In The Reaping Hilary Swank plays a former missionary who, having lost her faith, is now a debunker of supposed miracles, called to sites all over the world to investigate weeping statues, wall stains resembling saints and the bleeding palms of stigmatics.
She is asked to visit a town in Louisiana where the river has turned blood red, and after a series of frog falls, locust swarms, cattle die-offs and bubonic warts, it becomes clear that someone upstairs isn't happy.
While the movie's histrionic religious ending is perhaps a bit hard to swallow, there is certainly much here of interest to forteans, and the swampy, gothic Deep South locations are beautifully captured.
As part of the research for the film the producers brought in Joe Nickell, who spends his life, like Swank's character, investigating anomalies. We spoke to Nickell about his experience with the film and his visits to miracle sites.
You were brought in as a consultant, as the lead character is a paranormal investigator like yourself. What did you make of the completed movie?
I liked the first 10 or 15 minutes, where the character seemed to be doing something similar to what I do. But then it changed into the world of the supernatural, which, for good or evil, has never happened to me: I've never had frogs rain down upon upon me!
Do you think it would be possible to have a Hollywood film in which scepticism wins out? Isn't scepticism always essentially anti-climactic - ie. there is a mystery, the mystery is dissipated and, er, that's it.
Well, the kind of work I do is interesting and it has all sorts of drama and tensions without necessarily going off into a fantasy. The miracle girl here [in the US] known as Audrey Santo has just died and I had a relationship, not a happy one I'm sorry to say, with that family who... you know, I was criticizing what they were doing. But it was a sad story and there was a lot of drama behind the scenes in that family - this girl who couldn't heal herself, was comatose, but was supposedly healing others. My heart went out to the family, but intellectually I did not believe there were miracles happening, that statues were weeping oil.
If I were doing a film I wouldn't try to make it a propaganda film on the other side - a mean-spirited, debunking film - but I think instead you could play it straight: the issues, be they searching for lake monsters or making crop circles, are interesting and have a lot of drama in themselves.
The dramatic tension in the first part of the film is created in the clash between the sceptical outsider and the superstitious townsfolk. Do you feel a similar tension when you're out investigating?

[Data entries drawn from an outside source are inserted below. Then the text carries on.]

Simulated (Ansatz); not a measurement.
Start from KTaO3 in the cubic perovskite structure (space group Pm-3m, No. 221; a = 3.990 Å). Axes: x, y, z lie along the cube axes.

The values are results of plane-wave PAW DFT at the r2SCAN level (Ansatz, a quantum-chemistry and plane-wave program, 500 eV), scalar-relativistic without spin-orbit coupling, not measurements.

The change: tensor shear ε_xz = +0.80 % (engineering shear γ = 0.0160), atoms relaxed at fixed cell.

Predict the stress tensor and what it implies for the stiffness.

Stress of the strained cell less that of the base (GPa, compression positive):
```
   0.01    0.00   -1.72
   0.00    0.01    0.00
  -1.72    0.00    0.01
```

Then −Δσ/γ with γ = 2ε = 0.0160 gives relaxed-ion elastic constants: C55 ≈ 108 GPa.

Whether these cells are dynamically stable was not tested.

That's very real. I've been out at miracle sites - I'm a respectful person when I go to religious sites, I don't engage in confrontation, I don't laugh at people - but I investigate. I do remember one site in Ohio where there were so-called glowing statues, and I showed that they were simply shining due to the ambient street light. The next day this lady came up to me and asked me what I'd found, and I told her. She looked at me and smiled very sweetly and said, "Well, I prefer not to believe that". That's the gentler side of confrontation.
At the start of the film there is a scene at a miracle site in Chile where blood is seeping from the walls. The investigator who examines the site reveals later in a college lecture that the liquid is actually industrial waste, which happens also to be intoxicating the pilgrims. Her message is: if you invest all your energy into the world of the paranormal there's a danger that you take your eye off the ball from political and economic realities. Did that resonate with any of your findings as a paranormal investigator?
I've certainly found at miracle sites there are great ironies. For example, at Conyers, Georgia, where Nancy Fowler the former visionary was holding forth, they were counting the waters from the spring there as having miraculous properties, and it turned out that the water was contaminated with E. coli, and was later shut down. There are ironies like that.
I've also seen first hand the desperation of a family to have a child healed - I've gone undercover at healing ceremonies by Peter Popoff and others - and I've seen the tragic economic circumstances of these families.
A final thought: there's a bit of a paradox in being a sceptical paranormal investigator: you are taking an opposite stance from believers who are immersed in the paranormal but at the same time you are clearly drawn to it and you spend your life thinking about these issues. What do you make of that?
Certainly, I feel the emotional draw of the paranormal. I once went to counsel a family who thought their house was haunted. It was one of these spooky old Victorian places and I remember looking at the lady and saying: "If this place isn't haunted, it ought to be". I've felt it at the haunted gas chamber at Dachau, or the haunted Kremlin - while I didn't feel there were ghosts there literally I could feel the impress of history and the drama. But when we're looking at it factually we have to think with the organ above the neck rather than the one below!